#499 – What’s your reward for forgiving everyone, including yourself?

When you forgive, it’s you whose life improves.

Making good on my promise to set my daily intention to forgive all involved in my son’s case, I started to send an “I forgive you” thought every time I felt “attacked.”

I was shocked to discover how often these “attack” feelings occurred. In my evening walk around South Pointe, I started to think “I forgive you” every time something didn’t “meet my standards:” a t-shirt I found ugly, an outfit I thought didn’t fit the body type of the person wearing it, a gust of wind that disturbed my scarf.

I realized that by feeling “attacked” and, at times, “offended” by those things or people, I was claiming my seat as the victim, weaponizing others and the world against myself.

In such a circumstance, there can’t be peace.

The moment I started forgiving everything and everyone around me, I exited victimhood. My view of the universe seemed to expand, and I felt myself leveling with the rest of the world: I was no less and no more than anyone else.

I realized that feeling anything about other people’s choices was ludicrous. That t-shirt? I didn’t need to find it nice in order to be at peace––it had nothing to do with me, so I didn’t need to give it any meaning.

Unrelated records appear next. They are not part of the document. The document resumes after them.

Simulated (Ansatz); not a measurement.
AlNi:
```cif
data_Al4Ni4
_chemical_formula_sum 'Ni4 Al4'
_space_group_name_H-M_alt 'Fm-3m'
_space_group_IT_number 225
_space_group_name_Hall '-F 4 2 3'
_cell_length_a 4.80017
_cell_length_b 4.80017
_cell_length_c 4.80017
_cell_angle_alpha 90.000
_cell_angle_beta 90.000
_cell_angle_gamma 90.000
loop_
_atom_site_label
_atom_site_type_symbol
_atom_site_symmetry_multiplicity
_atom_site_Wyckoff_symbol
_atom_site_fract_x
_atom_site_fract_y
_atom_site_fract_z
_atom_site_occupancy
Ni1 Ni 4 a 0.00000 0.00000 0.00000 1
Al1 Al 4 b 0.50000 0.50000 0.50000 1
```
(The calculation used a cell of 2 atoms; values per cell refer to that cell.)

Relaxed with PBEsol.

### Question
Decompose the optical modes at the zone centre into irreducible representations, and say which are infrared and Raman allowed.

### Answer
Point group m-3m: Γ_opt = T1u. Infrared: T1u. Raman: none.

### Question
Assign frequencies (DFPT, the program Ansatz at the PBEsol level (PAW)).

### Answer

That decision I made long ago that brought me here? I didn’t need to rate it based on its outcome––things that already happened won’t change no matter what I think they meant.

When I started to forgive, judging others or the world stopped making sense. I understood that I exist in a world that means nothing. A world where a tree is just a tree.

I call that peace.

How will forgiving everyone and everything free you?